(Bozeman, Montana/Ottawa, Ontario) Organizations in the south-central highlands of Ecuador are calling on authorities to declare high-altitude wetlands surrounding the country’s third largest city free of mining.
In a letter to federal and provincial government officials, local residents from the city of Cuenca and surrounding communities expressed profound concern over the future integrity of the páramo ecosystem surrounding the city given proposed mining activities. This Andean ecosystem is a critical source of water for downstream communities who depend on it for domestic and agricultural activities, such as dairy production. It is also important to climate change mitigation given its role in carbon sequestration.
Along with the letter, Ecuadorian organizations presented authorities with a technical opinion from US-based Kuipers & Associates, based on a review of available studies concerning Canadian mining company INV Metals’ Loma Larga project and the Chinese firm Junefield Mineral Resources’ Río Blanco proposed gold mine. Kuipers recommends that the mines not be developed, given high risk of arsenic and heavy metal contamination of surrounding waterways, and significant alterations in surface and subsurface water quality and quantity that could result from underground mining activities in such fragile wetlands. Kuipers also classifies the two mining projects as economically high risk, increasing the possibility that the companies will not invest in adequate environmental mitigation measures and that social and environmental costs will far outweigh any benefits.
Local groups say the páramo, known as the Cajas Massif, should be free of mining “in order to guarantee the human rights to water, health and food sovereignty, and the economic activities of the people of Cuenca and other affected populations.” They argue that in accord with the Ecuadorian constitution, as well as parallel efforts in Colombia to make this vital ecosystem off-limits for mining activities, it is urgent that the precautionary principle be applied to avoid environmental harm.

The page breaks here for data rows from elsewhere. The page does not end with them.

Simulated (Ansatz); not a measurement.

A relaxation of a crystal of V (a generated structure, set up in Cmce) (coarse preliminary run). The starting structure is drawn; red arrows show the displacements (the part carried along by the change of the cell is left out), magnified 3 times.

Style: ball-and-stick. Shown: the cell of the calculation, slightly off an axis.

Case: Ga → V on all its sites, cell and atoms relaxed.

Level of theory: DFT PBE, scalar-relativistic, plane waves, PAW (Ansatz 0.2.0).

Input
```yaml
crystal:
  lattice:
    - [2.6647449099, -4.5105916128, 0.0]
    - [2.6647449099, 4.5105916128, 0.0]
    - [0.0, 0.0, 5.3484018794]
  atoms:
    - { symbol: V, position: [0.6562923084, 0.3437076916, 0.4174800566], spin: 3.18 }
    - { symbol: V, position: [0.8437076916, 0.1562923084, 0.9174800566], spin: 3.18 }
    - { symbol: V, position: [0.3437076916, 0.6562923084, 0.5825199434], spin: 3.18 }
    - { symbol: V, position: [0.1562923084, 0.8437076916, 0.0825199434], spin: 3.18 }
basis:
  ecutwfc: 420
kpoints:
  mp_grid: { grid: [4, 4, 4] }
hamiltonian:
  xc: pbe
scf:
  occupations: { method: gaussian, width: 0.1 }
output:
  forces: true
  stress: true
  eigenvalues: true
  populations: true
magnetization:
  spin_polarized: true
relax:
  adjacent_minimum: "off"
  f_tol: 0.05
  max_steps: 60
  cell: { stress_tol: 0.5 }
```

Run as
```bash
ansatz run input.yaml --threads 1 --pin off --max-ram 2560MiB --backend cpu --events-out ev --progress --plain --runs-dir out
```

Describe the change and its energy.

The companies, INV Metals and Junefield, should have lost their mining concessions according to a constitutional level decree issued in 2008 that ordered the termination of mining concessions granted without prior consultation with affected communities and if they were overlapping with water sources or protected areas, among other criteria. Even though constitutional-level norms of this type are mandatory and not subject to review or challenge, Ecuadorian authorities have failed to enforce this measure in these and other cases.
The urban collective Yasunidos Guanpondélig, together with the Peoples' Assembly of Southern Ecuador, presented the letter to authorities today that is signed by nearly 400 individuals, along with Kuipers’ technical opinion. For over ten years, communities in the area of Cuenca have been fighting to protect their water supplies from proposed mining activities.